Without the benefit of a studio budget or name casting, Anthony Burns
and Brandon and Heath Freeman capture the '80s in startling detail. The
result: a cinematic scrapbook of a time and place, a visceral visual,
and an aural experience that reclaims the decade for those of us lucky
enough to have lived through it once. While the atmosphere is time
specific, the themes of the joys and pains of growing up are universal.
- MY THOUGHTS: Initially,
as the second movie that I saw, I liked this film.

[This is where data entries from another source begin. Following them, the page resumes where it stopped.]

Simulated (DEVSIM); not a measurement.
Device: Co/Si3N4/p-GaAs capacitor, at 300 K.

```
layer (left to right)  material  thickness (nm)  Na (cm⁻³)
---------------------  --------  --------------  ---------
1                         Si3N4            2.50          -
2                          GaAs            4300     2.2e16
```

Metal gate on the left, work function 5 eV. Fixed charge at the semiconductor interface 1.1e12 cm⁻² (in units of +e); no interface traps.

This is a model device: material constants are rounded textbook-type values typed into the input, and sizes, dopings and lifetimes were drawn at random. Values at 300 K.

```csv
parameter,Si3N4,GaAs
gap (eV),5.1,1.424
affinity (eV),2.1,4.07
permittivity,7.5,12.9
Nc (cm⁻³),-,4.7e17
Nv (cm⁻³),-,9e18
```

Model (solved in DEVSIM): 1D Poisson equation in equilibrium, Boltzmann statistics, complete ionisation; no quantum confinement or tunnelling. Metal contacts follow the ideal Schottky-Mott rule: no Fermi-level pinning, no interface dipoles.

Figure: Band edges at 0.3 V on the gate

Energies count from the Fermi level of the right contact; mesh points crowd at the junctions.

But unlike many films, this one did not grow on me. In fact, it seemed to pale in comparison to
the better films listed above. The acting
was good, not great, but good. Shiloh Fernandez played Ritchie well, I
thought and Heath Freeman, one of the writers, was also good in his
role. All in all, it was nice to see a
movie that dealt with male friendships in an era when they were
difficult and often awkward. Some of the
party scenes could have been cut to make the movie a tad shorter but
still this is a movie worth seeing.
- Please
Give
- SUMMARY: Kate
(Catherine Keener) and Alex (Oliver Platt), a married couple who run a
successful business reselling estate-sale furniture, live in Manhattan
with their teenage daughter, Abby. Wanting to expand their two-bedroom
apartment, they buy the unit next door, planning to knock the walls
out. However, before doing so, they have to wait for the occupant,
Andra, a cranky elderly woman, to die. The wait becomes complicated
when the family develops relationships with Andra and her two grown
granddaughters. Nicole Holofcener infuses her story of love, death, and
liberal guilt with a rare balance of humor and complexity that stems
from her uncanny ability to understand people—their motivations,
interactions, and contradictions. Her characters go to great pains to
navigate a world of moral confusion; we want to feel good about
ourselves, but we never feel quite good enough. In avoiding judgment,
she offers a funny and philosophical reflection on the give and take of
modern life.
- MY THOUGHTS: This
is a movie that probably deserved to be higher on my list since it has
continued to grow on me over the last few days. Obviously
with a great cast, the movie is more about how everyone is unhappy with
their lives and how they deal with those feelings.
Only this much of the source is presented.